Not so fast, Jenkens & Gilchrist

This NY Times article reports on a scrape that Dallas-based law firm Jenkens & Gilchrist got into with a New York judge over an unauthorized letter that the firm recently sent to clients who bought tax shelters that the firm promoted. Here are earlier posts on Jenkens & Gilchrist’s tax shelter-related problems.
Jenkens & Gilchrist agreed in March to pay $75 million in settlement of a class-action lawsuit that had been brought on behalf of over 1,100 clients of the firm who had bought the disputed tax shelters. The settlement included some provisions for protecting the clients’ identities in court records that would be available to the general public.
However, in a letter that Jenkens & Gilchrist sent to its clients on May 28, the law firm offered the opportunity to stay completely out of the public record of the case by accepting just $100 from the firm rather than each client’s share in the $75 million settlement.
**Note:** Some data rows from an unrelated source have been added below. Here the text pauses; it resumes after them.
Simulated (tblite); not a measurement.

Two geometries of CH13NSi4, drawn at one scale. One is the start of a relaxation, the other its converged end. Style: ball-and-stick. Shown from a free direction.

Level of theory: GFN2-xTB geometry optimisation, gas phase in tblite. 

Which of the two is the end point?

That offer went over about as well as a fart in church with the judge in the class action case. U.S. District Judge Shira A. Scheindlin sent a rather unusual letter of her own yesterday to the 1,100 Jenkens & Gilchrest clients instructing them that they should ignore the Jenkens & Gilchrest letter because she had not approved it as part of the settlement.
A lawyer representing Jenkens & Gilchrist said yesterday that the firm had withdrawn the offer to its clients contained in the letter and that the whole affair had been a big misunderstanding.
I guess so.
However, none of these machinations over the proposed class settlement will hide the Jenkens & Gilchrist clients’ identities from the Internal Revenue Service. In May, U.S. District Judge James Moran ordered the firm to turn over the names of all its tax shelter clients to the I.R.S.